Hell has frozen over. Qualcomm, a company that designs chips and modems for smartphones and tablets, is now worth more than Intel, a company that not only designs their own chips, but also makes them in some of the world’s most advanced fabrication plants. What kind of numbers are we talking about here? Qualcomm’s market cap, which is defined as the number of shares multiplied by the share price, is roughly $105 billion. Meanwhile, Intel is hovering around $100 billion.

How exactly did this happen? There are several things to consider here, the most obvious being that we hit “peak PC” shipments back in 2010. By that we mean sales of personal computers are never going to be as big as they used to be. Sales of smartphones have also surpassed sales of personal computers as recently as Q4 2011. In a nutshell, Intel is making products for a shrinking market, whereas Qualcomm is targeting an industry that’s still experiencing phenomenal growth.
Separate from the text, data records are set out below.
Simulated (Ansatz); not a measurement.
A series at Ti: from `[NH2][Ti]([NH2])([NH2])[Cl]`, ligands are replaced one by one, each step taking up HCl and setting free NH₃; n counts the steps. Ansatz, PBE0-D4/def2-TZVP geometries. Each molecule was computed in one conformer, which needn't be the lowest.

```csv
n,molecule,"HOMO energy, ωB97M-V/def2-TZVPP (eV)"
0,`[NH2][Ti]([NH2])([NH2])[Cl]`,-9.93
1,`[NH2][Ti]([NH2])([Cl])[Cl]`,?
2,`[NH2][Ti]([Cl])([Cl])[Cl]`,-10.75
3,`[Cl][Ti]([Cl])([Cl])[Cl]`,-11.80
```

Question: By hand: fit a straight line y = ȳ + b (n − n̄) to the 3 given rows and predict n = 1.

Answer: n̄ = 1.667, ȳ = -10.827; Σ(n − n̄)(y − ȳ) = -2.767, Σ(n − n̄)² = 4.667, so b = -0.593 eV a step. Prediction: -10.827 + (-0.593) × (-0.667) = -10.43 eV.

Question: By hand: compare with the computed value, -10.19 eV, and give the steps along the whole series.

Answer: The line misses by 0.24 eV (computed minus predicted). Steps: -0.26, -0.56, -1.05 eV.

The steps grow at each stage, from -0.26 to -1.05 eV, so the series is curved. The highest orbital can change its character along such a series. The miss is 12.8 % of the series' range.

But why Qualcomm and not someone else like Texas Instruments or NVIDIA? For that answer we have to go back to 2008. Back then, making a phone was a pain in the ass. You had to buy a processor from one company, a baseband (cellular radio) from another, a WiFi/Blutooth/GPS combination chip from yet another player, then spend months on making sure all those pieces worked together. Qualcomm blew that process out of the water with Snapdragon. They were the first to offer handset makers a complete package, which not only reduced time to market, but let handset makers focus on the things that contribute to their bottom line: sales and distribution.

Ironically, TSMC, the company that produces the chips Qualcomm designs, is worth “only” $84 billion, so that should tell what the market values. It’s not the physical factories so much as the brain power and insight to create hardware platforms that manufacturers demand.